Please provide complete information as applicable to your setup.
**• GPU **
• DeepStream Version: 6.2
• TensorRT Version: Whatever comes in the DS 6.2 Docker container; also running Cloud Native Stack 10.2
• NVIDIA GPU Driver Version: 535.86.10
**• Issue Type( questions, new requirements, bugs): Question **
I have something of an open question as I try to understand more about the Deepstream SDK.
I’m running the Deepstream Reference app (“deepstream-app”) in a K8s cluster that also includes the Cloud Native Stack (and, therefore, GPU Operator). The DS app has been set to run the “DsExample” module/filter immediately after the tracking module. The DsExample filter has also been compiled to run with the “gst_optimized.cpp” version of the filter.
For a given number of RTSP streams passed in, say, 16, on some GPUs, e.g. an RTX 3060 Ti, things work just fine. In fact, I can throw 32, or even 48 streams at the RTX 3060 Ti and the GPU utilization averages around 97% and the FPS performance decreases in proportion to the number of streams I throw at it (I’ve yet to make it fall over).

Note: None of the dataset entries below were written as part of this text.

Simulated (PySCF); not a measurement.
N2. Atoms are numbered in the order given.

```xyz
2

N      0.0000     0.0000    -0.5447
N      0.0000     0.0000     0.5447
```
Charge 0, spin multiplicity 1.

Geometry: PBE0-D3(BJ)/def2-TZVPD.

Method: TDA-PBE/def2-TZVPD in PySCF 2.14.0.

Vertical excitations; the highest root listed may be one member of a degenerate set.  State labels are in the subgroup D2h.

However, if I use a “weaker” GPU (e.g. an A2), it doesn’t take very long for the application to stop processing (i.e. the application continues to run, the but performance metrics shows all streams grind to a halt at 0 FPS). This is for any number of streams greater than 8. I can appreciate that the DsExample requires some horsepower when processing full frames, which I’ve configured it to do. I can also see via the GPU Operator metrics (via DCGM exporter) that when it does stop processing, the GPU utilization seems to have hit 100% and then shortly after stopped. If I limit the number of streams to 8, the GPU utilization hovers around 96-97%.
With some debug code, I can see that “gst_dsexample_submit_input_buffer” ceases to be called, and the semaphore/conditional block on the process_lock (called if the process_queue is empty) is never signalled and so blocks forever.
I’m curious as to what about the A2 (or GPUs in general) would cause “gst_dsexample_submit_input_buffer” to not be called on the filter. It could very well be that it’s starved because no frames are making it through one or more upstream filters, but I’m not sure how to check that.
Thanks in advance for any help and/or insight!